Saturday, November 6, 2021

Dailuaine 13 Year (SMWS 41.142 "Jam-Packed with Darkness")

 



I discovered Dailuaine through the lens of single cask independent bottlings; not the Scotch Malt Whisky Society ("SMWS") as you might think from reading this blog, but actually Signatory. That bottle was fresh, bright, full of lovely candied citrus, and had a very distinct tart/sour watermelon Jolly Rancher flavor that I later found in other bottlings. I was immediately a fan. 
I then had a couple bottles from the SMWS: "A Fragrant Paradise" and "A Complex Character." The former was a real spicy powerhouse, while the latter was a more delicate citrus-forward bottle. Both were worthwhile. So I'm quite excited about this bottle; I'll let the official notes explain the casking:

We were cooking sherry-braised pork cheeks, from black Iberian pigs known as Cerdo Ibérico, with roasted garlic mashed potatoes. Rich, nutty and intense on the palate – like venison steak in a full-bodied red wine and bitter chocolate sauce and for good measure, a few Reese’s Pieces peanut butter candy in a crunchy shell. Water added mince pies and brandy butter served with German bread dumplings and to taste, we enjoyed a glass of chilled Lambrusco Italian wine, jam-packed with dark fruit flavours and pleasing tannins. After 11 years in an ex-oloroso American oak butt, we transferred this whisky into a first fill Spanish oak PX sherry butt.
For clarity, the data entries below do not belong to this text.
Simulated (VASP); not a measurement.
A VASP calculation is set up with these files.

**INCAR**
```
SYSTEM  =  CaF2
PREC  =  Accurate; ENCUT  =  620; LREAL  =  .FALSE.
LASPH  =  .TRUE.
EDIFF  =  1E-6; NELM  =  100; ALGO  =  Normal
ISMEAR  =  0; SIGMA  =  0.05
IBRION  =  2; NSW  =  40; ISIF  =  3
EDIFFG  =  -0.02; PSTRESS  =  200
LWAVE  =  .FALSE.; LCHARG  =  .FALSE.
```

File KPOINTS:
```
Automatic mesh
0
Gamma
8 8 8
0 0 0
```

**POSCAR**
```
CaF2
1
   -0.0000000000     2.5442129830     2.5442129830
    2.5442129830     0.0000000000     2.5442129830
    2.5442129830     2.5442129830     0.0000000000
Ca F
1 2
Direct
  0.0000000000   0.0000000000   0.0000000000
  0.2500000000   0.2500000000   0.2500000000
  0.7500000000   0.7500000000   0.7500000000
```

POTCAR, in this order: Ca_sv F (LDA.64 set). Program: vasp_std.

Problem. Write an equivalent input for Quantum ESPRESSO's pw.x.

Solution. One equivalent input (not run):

So, full sherry maturation! This features a similar casking to the recent Macallan SMWS bottle I had, "In a Tapas Bar," and it will be interesting to compare and contrast the two. I think Oloroso maturation is well-tempered by PX finishing. 

As far as the actual notes go, I am most curious about pork cheeks (!), garlic mashed potatoes (!!), and peanut butter candy (!!!). What a totally crazy series of flavors. It does sound like this favors the more savory side of sherry, which I happen to greatly enjoy, so I'm on board. Bottled at a nice 57.5% ABV, let's see how it comes across:

Nose: This is the personification of a sherry-matured cask-strength Scotch whisky: thick raisins in syrup, figs, dates. Well-toasted nuts. Deep dark chocolate. A certain meatiness (pig cheeks? I don't know...) that presumably is sulfurous in origin, but undercuts the sweetness just the right amount. Sadly, no garlic mash. 

With water... still no garlic mashed potatoes, hahaha. But I do get hints of that sour candy note that I have found before in Dailuaine - only here it's paired quite well with the grapes-and-raisins note. The reduced nose offers a bit more chocolate as well. 

Mouthfeel: Surprised me by being thin and velvety rather than oily and robust. 

Palate: Everything from the nose is amplified on the tongue. This doesn't quite compete with the Macallan single cask as far as complexity, but it absolutely does with pure power of sherry flavor. Big raisins, figs, dates. Earthy chocolate. That same meat quality, which now comes across more as "steak in red wine reduction." I actually understand where they are getting peanut butter candy, but for me it's more of a roasted almond type flavor. It all ties together neatly, very nicely done. This is a well executed whisky. 

With water, that watermelon candy sweetness does, in fact, emerge, but is quickly swamped by grape-raisin notes and then all of that is washed away by a drying nutty finish.

Finish: Drier than expected - I chalk this up to the PX finish. Nutty, meaty, oaky. Earthy dry red wine is the ending flavor - lots of tannins. 

Verdict: Another big win for Dailuaine that cements them as "the best distillery you've never heard of" for me, right up there with Ardmore and Linkwood. This is the epitome of a sherry bomb - but it retains some of the the original distillery flavors as well. A really good deal from SMWS, this is definitely recommended if you like sherried whisky.